Wednesday, May 19, 2010

Future posts: Parsing C++ using Eclipse CDT

Well, I've never really have been much into blogging. Never really had much enthusiasm to do it, but now I'm working in a project which I think deserves some posts.

I'll be writing in English, since this way the posts will be available to more readers than if I write them in Portuguese.

The next posts will be about parsing C++ using Eclipse CDT. Since everything I've read about parsing C++ consists of "frustrations", with people saying it's hard, ambiguous, etc. While these sentences are true, I'm not interested in parsing obscure c++, so I can stick with what CDT can handle.

I won't talk about LL(1) parsers, or anything related. I'll cover how to USE the CDT framework (which is written in Java) to get what I need.

All the projects of the company I work are written using the Borland 6 compiler. The project I'm engaging consists creating a "helper" to migrate from Borland C++ to Visual Studio C++.

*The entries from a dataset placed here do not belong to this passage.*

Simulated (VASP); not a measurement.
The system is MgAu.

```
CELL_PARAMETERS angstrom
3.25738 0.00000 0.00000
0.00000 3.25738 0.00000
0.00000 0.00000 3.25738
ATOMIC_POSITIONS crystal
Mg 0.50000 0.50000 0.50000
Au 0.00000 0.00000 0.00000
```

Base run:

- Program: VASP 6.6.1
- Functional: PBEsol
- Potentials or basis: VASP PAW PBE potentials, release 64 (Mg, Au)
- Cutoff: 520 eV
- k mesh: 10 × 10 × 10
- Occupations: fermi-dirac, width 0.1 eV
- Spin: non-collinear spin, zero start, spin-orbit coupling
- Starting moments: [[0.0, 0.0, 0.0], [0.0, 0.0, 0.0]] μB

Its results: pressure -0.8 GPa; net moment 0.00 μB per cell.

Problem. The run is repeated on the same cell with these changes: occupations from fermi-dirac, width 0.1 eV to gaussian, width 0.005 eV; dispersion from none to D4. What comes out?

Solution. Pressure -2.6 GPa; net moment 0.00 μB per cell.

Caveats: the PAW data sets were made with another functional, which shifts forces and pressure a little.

There is a lot of GUI written using VCL. Visual Studio obviously doesn't support these files, so, instead of migrating towards another graphical toolkit, like QT, we'll keep all the Borland files and "communicate" with them using a DLL (which will have automatically generated C code).

To create this DLL and the other classes we need to parse the projects and the VCL files to know which symbols we need to generate code for.

So in the next posts I'll cover how I'm using the CDT framework to parse the C++ files.